The Labor Department announced Friday that 157,000 jobs were created in July. The unemployment rate dropped to 3.9 percent. If you think that sounds awfully low, you’d be right: The last time the unemployment rate was this low was in the year 2000. Here are a few points to chew on:
Job Gains Aren’t Wage Gains
With an unemployment rate this low, you might assume companies would ramp up their efforts to lure workers by paying them more. Not really the case. Wage growth has remained modest. This month’s report shows that average pay rose about 2.7 percent in July from a year earlier.
“We’re at a stage in the business cycle where workers are finding it easier to obtain jobs, and where we should see further pressure on wages,” said Alan Krueger, former chair of President Obama’s Council of Economic Advisers. He says it’s true that we’re seeing gradual increases in wages, but inflation and productivity are still low.
Princeton economist Alan Blinder says the sheer number of jobs being added lately — roughly 200,000 per month, on average — is making workers come out of the woodwork. “It’s the availability of jobs, much more than the wages that are being offered,” he said.

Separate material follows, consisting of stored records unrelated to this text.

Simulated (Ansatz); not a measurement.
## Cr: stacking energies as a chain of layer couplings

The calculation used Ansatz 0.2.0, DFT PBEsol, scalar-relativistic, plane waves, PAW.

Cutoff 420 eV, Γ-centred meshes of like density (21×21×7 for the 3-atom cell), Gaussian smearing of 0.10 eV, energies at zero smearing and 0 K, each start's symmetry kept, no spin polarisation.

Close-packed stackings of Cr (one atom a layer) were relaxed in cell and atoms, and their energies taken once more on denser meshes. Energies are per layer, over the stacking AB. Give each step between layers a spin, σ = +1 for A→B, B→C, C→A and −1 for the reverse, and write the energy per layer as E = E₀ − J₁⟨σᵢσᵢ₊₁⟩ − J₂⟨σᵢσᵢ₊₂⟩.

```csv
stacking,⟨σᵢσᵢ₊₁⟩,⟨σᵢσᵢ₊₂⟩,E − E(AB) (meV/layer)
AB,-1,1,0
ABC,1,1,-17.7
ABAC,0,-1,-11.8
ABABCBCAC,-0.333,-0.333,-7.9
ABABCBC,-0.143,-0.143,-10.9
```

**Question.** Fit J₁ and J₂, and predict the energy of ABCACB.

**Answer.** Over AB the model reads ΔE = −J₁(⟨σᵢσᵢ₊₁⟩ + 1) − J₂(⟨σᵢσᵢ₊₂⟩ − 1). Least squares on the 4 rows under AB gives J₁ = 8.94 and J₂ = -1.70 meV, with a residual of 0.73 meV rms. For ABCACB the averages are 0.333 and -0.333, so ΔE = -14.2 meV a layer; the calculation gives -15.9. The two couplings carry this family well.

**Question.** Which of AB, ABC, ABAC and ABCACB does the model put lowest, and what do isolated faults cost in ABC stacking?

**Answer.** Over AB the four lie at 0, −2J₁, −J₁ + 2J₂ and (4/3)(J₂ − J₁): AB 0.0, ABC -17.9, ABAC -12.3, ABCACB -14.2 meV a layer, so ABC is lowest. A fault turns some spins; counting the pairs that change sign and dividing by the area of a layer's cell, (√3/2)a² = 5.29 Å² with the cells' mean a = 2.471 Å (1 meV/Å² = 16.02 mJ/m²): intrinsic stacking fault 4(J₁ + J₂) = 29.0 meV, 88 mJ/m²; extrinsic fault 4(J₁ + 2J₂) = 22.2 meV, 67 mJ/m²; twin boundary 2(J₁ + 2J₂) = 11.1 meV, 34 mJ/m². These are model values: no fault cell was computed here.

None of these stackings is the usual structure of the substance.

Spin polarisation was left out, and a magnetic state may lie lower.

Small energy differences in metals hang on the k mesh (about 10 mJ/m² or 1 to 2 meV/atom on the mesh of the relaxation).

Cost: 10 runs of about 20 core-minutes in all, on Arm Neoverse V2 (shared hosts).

It’s Not Just Uber Doing the Hiring
We’ve heard about the economy’s reliance on part-time gig economy jobs for years now. But Blinder says we’re seeing job gains across the board.
“It’s all over the map,” he said. “It’s both in good jobs, bad jobs, it’s in almost every region of the country. People with a lot of education, people with a little.”
In fact, the economy might be relying less on part-time work as a whole. Torsten Slok, chief international economist at Deutsche Bank Securities, says gig economy jobs only made up about 4 percent of total employment last year.
Job Growth Could Slow
All said, the economy’s pretty good right now. Companies are hiring more people with less experience, like young workers fresh out of college.
“We are seeing companies turn to less traditional workers, workers who may have had a criminal justice record, or who may not have the level of formal skills that they’d ordinarily look for, because they’re finding it harder to find workers,” Krueger said.
He says businesses are still having trouble finding workers. There are still more job openings than there are unemployed workers in the U.S. And the number of people actively looking for work didn’t change all that much last month.
“I don’t think it’s as if you hit a wall, that’s it and there are no more workers,” he said. “It’s a more gradual process, and what we’re going to see is that job growth will slow down, primarily because the sources where the workers come from will be growing more slowly than they are now.”
He says job growth will slow as newer workers, such as people finishing school or retirees who re-entered the workforce, are scooped up by companies and are no longer available to work.